All Songs Considered - EOY Best Album Poll
What is this?
A repository for cleaning, processing, weighting and ranking the form responses of the NPR Music End of Year Music poll. This code is inspired by the work from the 2016 music poll blog post, and there is an updated blog post for changes to the 2017 music poll.
There are two versions of this codebase. The major difference is that the master
branch includes weighting of albums, while the turning-tables
branch does not.
In order to cluster the data, we used dedupe
. We chose the library csvdedupe because it uses supervised machine learning techniques to detect similar entries and cluster them.
To make our data transformation pipeline more compact and reusable, we used GNU Make
. We have one central Makefile
with two main actions: dedupe
and rank
. We separated the processes to allow for a manual review checkpoint after using csvdedupe
to cluster album/artist key pairs. We found that it's best to check before ranking because of oddities in the user-submitted data like inputting an artist in the album spot and vice versa. These misclassifications impacted our top 150 classification, so we added an extra step to ensure accuracy using OpenRefine to make small adjustments.
This codebase is licensed under the MIT open source license. See the LICENSE file for the complete license.
Assumptions
- You are using Python 2.7. (Probably the version that came OSX.)
- You have virtualenv and virtualenvwrapper installed and working.
- GNU make
Installation
cd allsongsconsidered-poll
mkvirtualenv allsongsconsidered-poll
pip install -r requirements.txt
Run Project
- Publish the form responses spreadsheet or a copy of it to leave the form and spreadsheet as a csv. Follow instructions here
NOTE: The spreadsheet headers will have to match DUPE_DICT_KEYS
in the clean_ballot_stuffing
script.
- Copy the url of the spreadsheet published as a csv we'll need to provide that as a parameter.

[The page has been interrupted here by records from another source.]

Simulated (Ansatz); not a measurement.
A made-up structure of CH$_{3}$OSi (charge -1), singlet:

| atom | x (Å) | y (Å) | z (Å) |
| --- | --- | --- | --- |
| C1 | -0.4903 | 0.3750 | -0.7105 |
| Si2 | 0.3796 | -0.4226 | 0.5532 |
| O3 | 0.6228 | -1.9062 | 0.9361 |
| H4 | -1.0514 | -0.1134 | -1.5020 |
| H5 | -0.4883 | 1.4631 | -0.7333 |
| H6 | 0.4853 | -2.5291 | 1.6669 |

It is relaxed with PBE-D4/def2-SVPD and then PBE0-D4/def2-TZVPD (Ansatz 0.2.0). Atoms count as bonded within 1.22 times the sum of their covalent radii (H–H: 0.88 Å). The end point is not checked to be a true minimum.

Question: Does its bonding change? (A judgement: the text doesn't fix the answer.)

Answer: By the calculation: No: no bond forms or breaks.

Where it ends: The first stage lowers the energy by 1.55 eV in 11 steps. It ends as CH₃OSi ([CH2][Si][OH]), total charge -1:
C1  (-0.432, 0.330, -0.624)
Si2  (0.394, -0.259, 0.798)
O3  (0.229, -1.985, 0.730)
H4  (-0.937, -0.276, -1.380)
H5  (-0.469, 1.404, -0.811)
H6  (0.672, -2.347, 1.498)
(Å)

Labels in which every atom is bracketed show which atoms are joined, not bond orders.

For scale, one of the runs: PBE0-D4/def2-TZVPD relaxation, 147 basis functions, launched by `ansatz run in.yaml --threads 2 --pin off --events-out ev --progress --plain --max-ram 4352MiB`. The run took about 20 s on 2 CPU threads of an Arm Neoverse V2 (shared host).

Having done that we are going to use the first of two makefiles commandds to execute our data transformation process.
make dedupe CSV_URL='https://docs.google.com/spreadsheets/d/e/2PACX-1vTdnDO2daqBhCWFPPPwzqwHzZIyNDKS_N9af5QEx7HwgAT-bApIjireeZ_F6KAD30BSe49kWc4Dp7UE/pub?gid=43875107&single=true&output=csv'
Review the results on OpenRefine.
If you make changes inside OpenRefine then you'll need to
- Export the modified dataset into a csv file from OpenRefine.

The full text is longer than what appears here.